Wednesday, April 8, 2009
Just a quick note on Gordon from Oskar Blues Brewery in Lyons, Colorado. Soggy Coaster picked up a four-pack from Star Liquors yesterday for $8.59.
This brings up a few ruminations:
1. Goddamn, beer is getting expensive. Granted, Gordon (8.7 percent ABV, 85 IBUs) is an "extreme" beer, high in alcohol and probably expensive to brew. Still, $8.59 for four 12-ounce cans is quite a bit.
2. Price points. To keep high-quality beers like Gordon price competitive with the average microbrew six-pack, brewers are increasingly packaging their high-end beers in four packs. Dogfish Head also does this quite a bit.
3. Cans. Oskar Blues was the first microbrewery to can beer, starting with its better-known Dale's Pale Ale. Ska decided to can its new Modus Hoperandi IPA and continues to can its ESB. Steamworks cans Third Eye Pale Ale and Steam Engine Lager. This presents the consumer with a choice: cans or bottles?
Soggy Coaster prefers bottles, except for outdoor activities. There seems to be no appreciable difference in taste or quality of canned vs. bottled beer. Rather, Soggy Coaster chooses bottles for environmental reasons. In short, glass bottles are relatively friendly to the environment. Bauxite for aluminum cans has to be mined out of the earth, and mining is about the least environmentally friendly activity on the planet.

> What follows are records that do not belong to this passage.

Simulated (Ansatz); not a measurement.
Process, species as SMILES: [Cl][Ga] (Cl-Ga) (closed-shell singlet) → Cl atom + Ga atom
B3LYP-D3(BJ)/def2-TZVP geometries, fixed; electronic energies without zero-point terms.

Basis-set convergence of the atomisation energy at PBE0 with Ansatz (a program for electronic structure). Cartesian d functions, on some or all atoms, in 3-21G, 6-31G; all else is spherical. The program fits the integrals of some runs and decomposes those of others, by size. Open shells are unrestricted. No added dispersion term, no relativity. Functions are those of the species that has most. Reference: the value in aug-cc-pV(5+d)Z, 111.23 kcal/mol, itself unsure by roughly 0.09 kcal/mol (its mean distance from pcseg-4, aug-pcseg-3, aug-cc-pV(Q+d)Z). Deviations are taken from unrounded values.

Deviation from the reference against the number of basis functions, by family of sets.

4. Big red freshness. Brewers are getting some really interesting flavors out of red ales these days. Oskar Blues describes Gordon as "somewhere between an imperial red and a double IPA." Big red ales can be really, really good. Given the fact that Pinstripe Red Ale, Gordon, Deschutes' Cinder Cone and Stone Levitation can all be considered red ales, there is an astonishing variety of taste there.
5. Gordon is pretty tasty. It's like a super-hoppy red. It's got the resiny feel of an IPA, but without the bitterness.